Ahh, blaming all of our bad behaviour on drinking: where would we be without it? I mean, once you’ve left your phone in an Uber three times in a single month, or turned up late to work smelling of booze and clammily clutching a lukewarm Greggs sausage roll, or called your mum at 3am because you were pissed and fancied a chat, the excuses do sort of start to wear thin. But, y’know, you couldn’t help it! You were drunk!
Anyway, that’s over now, because a new study has revealed that drinking loads actually doesn’t change our personalities very much at all, and that the widespread belief that drinking turns you into a different person is simply a myth.
What does happen, psychologists say, is that we just become more extroverted – drinking helps us lose our inhibitions, even when we probably shouldn’t really lose them at all.
I was so drunk that I ate a handful of dog food thinking it was almonds— Bellatrix Lestrange (@whitegirlriss) May 6, 2017
The study, conducted at the University of Missouri, saw 156 participants drink four cocktails over 15 minutes – apparently okay in a piece of “scientific research” but not “at my desk at 10.30am”. Smacks of double standards but fine, whatever.

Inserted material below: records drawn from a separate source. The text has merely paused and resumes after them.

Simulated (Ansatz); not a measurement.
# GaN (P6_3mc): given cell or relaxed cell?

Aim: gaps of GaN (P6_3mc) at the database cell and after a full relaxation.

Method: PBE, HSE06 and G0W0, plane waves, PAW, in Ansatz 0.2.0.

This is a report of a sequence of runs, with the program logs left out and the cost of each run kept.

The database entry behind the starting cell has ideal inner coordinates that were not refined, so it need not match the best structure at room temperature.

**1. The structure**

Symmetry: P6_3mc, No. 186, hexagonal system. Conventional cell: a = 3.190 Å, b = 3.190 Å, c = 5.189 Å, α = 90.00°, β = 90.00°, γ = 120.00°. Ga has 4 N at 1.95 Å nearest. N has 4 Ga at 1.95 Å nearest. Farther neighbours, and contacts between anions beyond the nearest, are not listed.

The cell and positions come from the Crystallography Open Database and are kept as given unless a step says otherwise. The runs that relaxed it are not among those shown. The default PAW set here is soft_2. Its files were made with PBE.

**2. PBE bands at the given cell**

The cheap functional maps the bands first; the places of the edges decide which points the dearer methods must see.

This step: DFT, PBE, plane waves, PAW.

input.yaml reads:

Before they got drunk, they completed a survey asking them questions about their alcohol consumption, as well as questions about their “typical drunk” and “typical sober” personalities.
After drinking, they were also asked to take part in “group activities” specifically designed to highlight or bring out certain personality traits. And though participants themselves believed they had higher levels of emotional stability and lower levels of conscientiousness, psychologists only measured significant changes in extroversion.
“There may be a small subset of people who turn into someone completely different when they are drunk, and this may suggest an alcohol problem, but on the whole, most people do not,” said the study’s lead researcher, Rachel Winograd. “We saw people laughing louder, making jokes, doing funny dances, which they would likely not have done sober. But this does not mean that if people behave badly when very drunk, that they are not responsible.”